The challenge of ‘hunting’ for trout in small mountain streams is a sport that requires, “a very particular set of skills,” as quoted by Liam Neeson in the movie, Taken. The challenge of fighting off buzzing bugs swirling around your head that also dive into your eyes, making sure your forward progress is slow and stealthy, avoiding casting a shadow on the water, using bushes and trees to distort your profile, choosing the preferred bait and of course making sure the first presentation is well delivered are all elements of the hunt. Fresh water mountain trout are hungry any time of the day; you just need to give them something they like and serve it up well.

Many times I’ve caught three or four inchers that hit a small garden worm hard! And the colors of a small brook trout are really beautiful. But on rare occasions when you look ahead and see a hole about two or three feet deep and four feet wide wedged among logs and sticks, you get excited. Could there be a giant hiding under all of that cover?

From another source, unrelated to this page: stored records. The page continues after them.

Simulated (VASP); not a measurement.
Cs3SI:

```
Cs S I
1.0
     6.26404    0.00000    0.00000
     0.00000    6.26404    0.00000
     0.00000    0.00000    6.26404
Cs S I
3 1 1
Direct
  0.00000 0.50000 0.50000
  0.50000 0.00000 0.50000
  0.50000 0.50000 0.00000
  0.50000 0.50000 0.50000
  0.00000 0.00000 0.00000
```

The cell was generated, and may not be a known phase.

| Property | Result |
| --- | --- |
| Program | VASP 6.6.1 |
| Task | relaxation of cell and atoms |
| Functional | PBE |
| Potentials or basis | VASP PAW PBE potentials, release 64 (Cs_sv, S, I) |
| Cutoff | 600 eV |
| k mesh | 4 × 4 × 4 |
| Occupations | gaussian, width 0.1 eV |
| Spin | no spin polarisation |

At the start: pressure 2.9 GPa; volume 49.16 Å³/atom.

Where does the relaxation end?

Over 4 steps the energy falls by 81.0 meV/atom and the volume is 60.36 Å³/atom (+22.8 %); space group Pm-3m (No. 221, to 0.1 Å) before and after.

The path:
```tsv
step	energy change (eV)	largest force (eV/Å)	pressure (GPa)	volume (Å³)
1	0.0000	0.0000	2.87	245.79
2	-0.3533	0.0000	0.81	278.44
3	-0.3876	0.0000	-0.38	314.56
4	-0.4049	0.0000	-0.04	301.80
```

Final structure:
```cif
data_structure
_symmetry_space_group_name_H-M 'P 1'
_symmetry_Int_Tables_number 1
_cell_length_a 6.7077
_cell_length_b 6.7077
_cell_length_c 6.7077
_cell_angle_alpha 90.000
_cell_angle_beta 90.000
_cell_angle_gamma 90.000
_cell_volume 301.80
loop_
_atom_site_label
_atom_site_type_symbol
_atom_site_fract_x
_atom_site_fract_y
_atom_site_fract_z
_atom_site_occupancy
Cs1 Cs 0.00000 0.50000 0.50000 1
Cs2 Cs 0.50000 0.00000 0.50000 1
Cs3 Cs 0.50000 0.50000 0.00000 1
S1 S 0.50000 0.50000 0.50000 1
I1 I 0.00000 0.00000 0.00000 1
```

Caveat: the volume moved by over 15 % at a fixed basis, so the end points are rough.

This was the case the other day. I fished downstream about a 100 yards with nothing going on. The stream was very shallow with hardly any place where a trout could safely hide while waiting for their next meal. But as I walked farther, I saw up ahead that the stream turned slightly to the left and deepened down to about three feet or so. Tall grass was helpful in hiding me as was the bend in the stream.

A small pool of deep water

My first presentation was good. No obstructions. As soon as the small worm touched the water, I had a major bite! I knew right away it was not a three incher. I pulled the rod. The line flew up with no fish. I adjusted the worm and repeated the toss in. Bang! Another big hit. And again, no fish. But the third time the massive 11 inch Brook Trout stayed on! I was lucky that it did not twist off the hook as I lifted it up onto the bank.

11-inch Brook trout

Most of the stocked trout are taken as summer wears on and the waters warm. Fishing in broader/deeper streams and small lakes can leave you with an empty feeling and, at best, a few bites from a fish other than a trout. Fly fishing in catch and release waters, however, can still be rewarding. But you might just like the shade of the forest and hunting for potential monsters. Find a small, fresh water stream in the woods and enjoy the solitude and earthy aroma of the cool shade and go hunting for trout!